Getting a mismatch in db count and Ui Count

Hello Team
One problem I encountered when working on the Prodigy image tagging was that the database output did not match the user interface.I've posted the screenshots here. The count difference is visible. For db-out, I used the following command:prodigy db-out databasename "/filepath".Moreover, I'm using two sessions.
Version 1.11.0a8 of Prodigy


Thanks and Regards,
Juhi

1 Like

Hi,

I am also facing the problem where I could see different counts between prodigy db-out and Prodigy UI interface. FYI, tagging process broken into two sessions.
Version: v1.11

Thanks

Hi @Juhi and @Vinoth ,

Could please run prodigy db-stats {dataset_name} and share the output? In principle, the TOTAL in the UI should correspond to the number of examples exported with db-out.
Was this annotation done with multiple annotators?
@Vinoth are you also running the image.manual recipe?

Hi @magdaaniol ,

Yes, I am running image.manual recepie.

I hope, there is no such command "prodigy db-stats <dataset_name>". If we use the command, we were getting error as "Can't find recipe or command 'db-stats'."

Thanks

Ooops sorry! That was prodigy stats <dataset_name> (thanks for the info!)

Hi @magdaaniol
yes annotation done with multiple annotators by creating sessions like this
http://xxx.xx.xxx.xxx:7879/?session=username
this the output of the command prodigy stats <dataset_name> and the UI count showed was 700

Thanks

Thanks @Juhi. Is there any chance that your annotators reported seeing the same example more than once? If so, I think you hit an issue related to Prodigy serving duplicate examples to the UI (we've seen that happening, especially in multi-user sessions) which makes it look in the UI like you've gone through X examples, but upon saving to the DB they get deduplicated which is why the number is lower.

This was fixed in superior versions of Prodigy, so I can only recommend upgrading, at least to 1.12+ and ideally to the latest version.
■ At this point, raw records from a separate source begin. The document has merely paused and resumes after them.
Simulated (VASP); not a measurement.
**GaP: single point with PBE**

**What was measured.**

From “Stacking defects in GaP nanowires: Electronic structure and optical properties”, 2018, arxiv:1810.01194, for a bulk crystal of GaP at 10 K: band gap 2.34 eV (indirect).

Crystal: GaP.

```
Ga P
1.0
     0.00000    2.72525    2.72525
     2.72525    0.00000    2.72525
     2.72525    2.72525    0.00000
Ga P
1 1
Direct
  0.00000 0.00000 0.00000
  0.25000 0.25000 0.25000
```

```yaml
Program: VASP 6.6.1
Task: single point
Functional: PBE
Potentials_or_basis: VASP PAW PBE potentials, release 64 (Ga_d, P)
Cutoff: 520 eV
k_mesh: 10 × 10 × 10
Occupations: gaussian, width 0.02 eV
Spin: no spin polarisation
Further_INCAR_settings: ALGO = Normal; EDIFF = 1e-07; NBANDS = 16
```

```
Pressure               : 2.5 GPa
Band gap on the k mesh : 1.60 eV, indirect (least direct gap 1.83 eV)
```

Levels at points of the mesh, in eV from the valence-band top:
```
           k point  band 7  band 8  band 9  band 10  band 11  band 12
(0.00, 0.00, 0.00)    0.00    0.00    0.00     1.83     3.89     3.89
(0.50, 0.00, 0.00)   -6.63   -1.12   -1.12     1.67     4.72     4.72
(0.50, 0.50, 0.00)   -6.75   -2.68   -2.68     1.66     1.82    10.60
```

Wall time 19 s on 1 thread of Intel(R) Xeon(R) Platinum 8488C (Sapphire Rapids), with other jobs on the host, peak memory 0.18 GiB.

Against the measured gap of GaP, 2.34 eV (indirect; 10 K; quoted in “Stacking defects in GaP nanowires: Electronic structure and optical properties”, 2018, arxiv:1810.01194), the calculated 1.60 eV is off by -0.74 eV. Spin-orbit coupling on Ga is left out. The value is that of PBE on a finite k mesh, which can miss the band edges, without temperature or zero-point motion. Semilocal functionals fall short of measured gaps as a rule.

If there are no reports of duplicates in the stream, you would need to recreate the annotation with more verbose logs turned on by running Prodigy with the environment variable PRODIGY_LOGGING=basic to see log statements for the /give_answers endpoint.
It could also be worth trying with a fresh dataset.

In any case, this is just to understand whether there's some oddity about your input dataset as we won't be patching this version of Prodigy. 1.11.0 is a really old version and I also see that you're on a nightly experimental alpha (which itself was superseded with superior alphas). Since Prodigy 1.12 we've done a comprehensive refactoring of the task streaming mechanism to address issues related to duplicates and multi-user sessions that previous versions were known for.